First, there’s the role of government in driving up the cost of new housing through regulatory actions at the provincial and municipal level. Housing in early 21st century Ontario has been treated not as an investment but as a source of cash for governments, which always seem to need more money. According to a CMHC report, government charges on new housing development via warranty fees, municipal fees, development and permit fees easily add 20 per cent to the cost of building a new home. Indeed, the regulatory charges for a new home in a place such as Markham can easily add up to $180,000 with some of the higher costs imposed on higher density row homes and high rise units relative to single-detached homes. This is not an inconsequential amount given housing prices in Markham average about $1.3 million.

Second, housing supply has not kept up with population growth. This is not a new story—the addition of new per-person housing stock in Ontario peaked in the 1970s. The chart below plots total housing starts for Ontario from 1955 to 2023. While there have been cyclic highs and lows, the overall trend has been upwards. Even so, the total number of starts peaked in 1973 at 110,536 starts. By way of contrast, 2023 saw 89,297 new home starts. In 1973, Ontario’s population was 8.1 million people whereas by 2023 it was estimated at 15.8 million.

Fig. 1

When one calculates the number of new starts per person and constructs an index with 1955 equal to 100, it becomes clear that new housing starts per person have been on a long-term decline. Compared to 1955, we’re building 45 per cent fewer new homes per person. If you compare it to the per-person peak in the 1970s, Ontario in 2023 built nearly 60 per cent fewer new homes per person.

Fig. 2

To add to the stock of affordable housing, the Ontario government has set the target of 1.5 million homes to be built by 2031. To this end, it created a Building Faster Fund that would provide up to $1.2 billion to municipalities that meet or exceed the government housing target set for that community and provide strong mayoral powers to municipalities to help cut through municipal red tape and speed up construction. The government has also set housing targets for municipalities to meet to receive the funding.
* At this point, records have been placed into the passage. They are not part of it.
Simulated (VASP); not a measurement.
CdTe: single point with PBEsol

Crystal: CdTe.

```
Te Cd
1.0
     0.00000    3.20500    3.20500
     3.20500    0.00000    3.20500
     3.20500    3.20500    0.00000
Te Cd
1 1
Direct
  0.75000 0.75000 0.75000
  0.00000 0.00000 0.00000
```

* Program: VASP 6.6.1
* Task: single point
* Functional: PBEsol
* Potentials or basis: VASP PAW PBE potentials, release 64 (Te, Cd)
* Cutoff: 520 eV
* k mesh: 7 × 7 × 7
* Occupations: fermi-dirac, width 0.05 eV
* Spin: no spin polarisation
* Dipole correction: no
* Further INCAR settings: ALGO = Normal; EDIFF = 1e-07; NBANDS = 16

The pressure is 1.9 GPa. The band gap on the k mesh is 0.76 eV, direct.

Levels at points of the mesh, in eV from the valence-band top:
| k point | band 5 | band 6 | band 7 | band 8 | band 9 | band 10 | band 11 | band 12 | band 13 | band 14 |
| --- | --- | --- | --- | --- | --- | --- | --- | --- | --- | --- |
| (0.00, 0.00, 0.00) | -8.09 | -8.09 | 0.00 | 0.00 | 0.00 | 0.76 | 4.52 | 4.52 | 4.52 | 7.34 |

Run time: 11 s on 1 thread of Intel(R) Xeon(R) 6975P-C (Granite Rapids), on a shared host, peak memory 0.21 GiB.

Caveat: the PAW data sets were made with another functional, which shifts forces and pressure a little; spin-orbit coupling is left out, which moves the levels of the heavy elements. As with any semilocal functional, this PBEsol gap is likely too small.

Keep in mind that to reach a target of 1.5 million new homes by 2031, Ontario would need to add 187,500 new homes a year until 2031. As the first chart illustrates, since 1955 there has not been a single year where Ontario has come close to that number. Indeed, if one compares housing starts as a per cent of the target set by the provincial government across municipalities based on data from its Housing Tracker (see chart below) it’s clear that as of late-January 2024, barely one-quarter of municipalities had met their 2023 housing target. Not the most auspicious start.

Fig. 3

What’s Ontario to do? The province’s housing availability and affordability problem will likely get worse before it gets better. Along with boosting the supply of skilled trades people to help construct more homes, it must reduce the regulatory and zoning barriers that slow down the construction of multi-unit residential projects, reduce the governmental development charges particularly on “missing-middle” density builds that emphasize family-sized units, and provide further tax incentives geared to building high-rise multi-unit builds with family-sized units. Governments should also increase efforts to leverage surplus public lands at the federal, provincial and municipal levels to help construct affordable housing as the current approach has paid little attention to having a constant and ample supply of shovel-ready sites.

Only such a multi-pronged approach will have any hope of meeting the housing needs of Ontarians over time.